Monday, August 31, 2020

U.S. intelligence won’t answer if it spies on American journalists

The Office of Director of National Intelligence is refusing to say whether U.S. spy agencies monitor American journalists' overseas phone calls or records that were collected by the National Security Agency, saying revealing the answer could jeopardize its tactics.

The ODNI's answer came late last week in response to a Just the News request under the Freedom of Information Act for any records since 2015 that "Show the frequency by which professional journalists' phone records were searched via the NSA database and any journalists' overseas conversations were unmasked." "ODNI can neither confirm nor deny the existence or non-existence of the requested records," the agency wrote in a letter to Just the News.

The Project for Privacy and Surveillance Accountability, a nonprofit where former House Judiciary Committee Chairman Bob Goodlatte works as a senior adviser, was rejected recently for records it sought on whether U.S. intelligence has been surveilling past and current U.S. senators and House members.

Specifically, the group asked ODNI whether the spy agencies it supervises unmasked the identities of current and past lawmakers known to have been caught up in foreign surveillance, and whether the names of these members were searched through what is known as the "Upstream" phone database.

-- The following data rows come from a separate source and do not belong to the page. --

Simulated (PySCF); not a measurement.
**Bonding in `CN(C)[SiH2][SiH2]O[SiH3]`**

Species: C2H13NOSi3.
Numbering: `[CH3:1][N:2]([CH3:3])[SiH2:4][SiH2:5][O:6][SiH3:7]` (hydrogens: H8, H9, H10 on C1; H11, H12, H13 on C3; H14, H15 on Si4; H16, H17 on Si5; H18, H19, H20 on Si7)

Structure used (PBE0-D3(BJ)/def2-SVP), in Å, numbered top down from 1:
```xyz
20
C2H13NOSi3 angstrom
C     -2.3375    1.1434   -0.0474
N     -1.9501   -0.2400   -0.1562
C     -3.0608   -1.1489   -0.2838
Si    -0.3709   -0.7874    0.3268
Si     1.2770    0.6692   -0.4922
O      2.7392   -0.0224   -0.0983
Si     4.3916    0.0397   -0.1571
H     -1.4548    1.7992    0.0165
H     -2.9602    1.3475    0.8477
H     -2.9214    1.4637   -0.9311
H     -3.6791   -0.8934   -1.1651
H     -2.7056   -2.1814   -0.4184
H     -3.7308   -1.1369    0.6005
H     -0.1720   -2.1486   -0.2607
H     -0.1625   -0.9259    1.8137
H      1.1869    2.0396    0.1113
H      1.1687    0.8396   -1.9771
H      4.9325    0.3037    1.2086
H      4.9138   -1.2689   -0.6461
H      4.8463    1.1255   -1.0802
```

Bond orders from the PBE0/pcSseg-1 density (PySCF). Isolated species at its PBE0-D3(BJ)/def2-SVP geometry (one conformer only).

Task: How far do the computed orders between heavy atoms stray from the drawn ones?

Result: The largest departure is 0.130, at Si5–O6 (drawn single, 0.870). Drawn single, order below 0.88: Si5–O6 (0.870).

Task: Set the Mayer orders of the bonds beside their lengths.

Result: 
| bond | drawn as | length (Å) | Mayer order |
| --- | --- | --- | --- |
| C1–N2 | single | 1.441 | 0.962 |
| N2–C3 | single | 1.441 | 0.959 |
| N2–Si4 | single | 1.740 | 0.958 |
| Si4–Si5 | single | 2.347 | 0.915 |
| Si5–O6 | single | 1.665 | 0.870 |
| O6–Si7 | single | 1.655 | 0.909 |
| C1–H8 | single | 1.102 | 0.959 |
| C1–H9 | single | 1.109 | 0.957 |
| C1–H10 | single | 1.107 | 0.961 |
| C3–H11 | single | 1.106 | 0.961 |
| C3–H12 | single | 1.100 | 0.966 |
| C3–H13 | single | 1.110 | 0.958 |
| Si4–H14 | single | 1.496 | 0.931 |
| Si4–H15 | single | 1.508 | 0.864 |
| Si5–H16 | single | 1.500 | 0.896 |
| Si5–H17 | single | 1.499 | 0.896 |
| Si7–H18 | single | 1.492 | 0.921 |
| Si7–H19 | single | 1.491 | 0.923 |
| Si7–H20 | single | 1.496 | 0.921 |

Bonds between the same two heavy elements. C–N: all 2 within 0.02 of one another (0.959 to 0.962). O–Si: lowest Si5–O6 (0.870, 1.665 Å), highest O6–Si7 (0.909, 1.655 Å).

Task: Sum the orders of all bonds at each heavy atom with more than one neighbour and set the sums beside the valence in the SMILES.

ODNI summarily denied the FOIA with what is known as a "Glomar response," saying confirming or denying such surveillance "Could reveal sources and methods information." There is at least one documented instance of executive branch spying on Congress in the last decade.

The CIA inspector general concluded in 2014 that CIA officers wrongly spied on Senate Intelligence Committee investigators preparing a report on the agency's terrorist interrogation program.

On Friday, Rep. Anna Eshoo asked U.S spy agencies if they have spied on lawmakers in the last decade, based on allegations in a recent book by journalist Barton Gellman.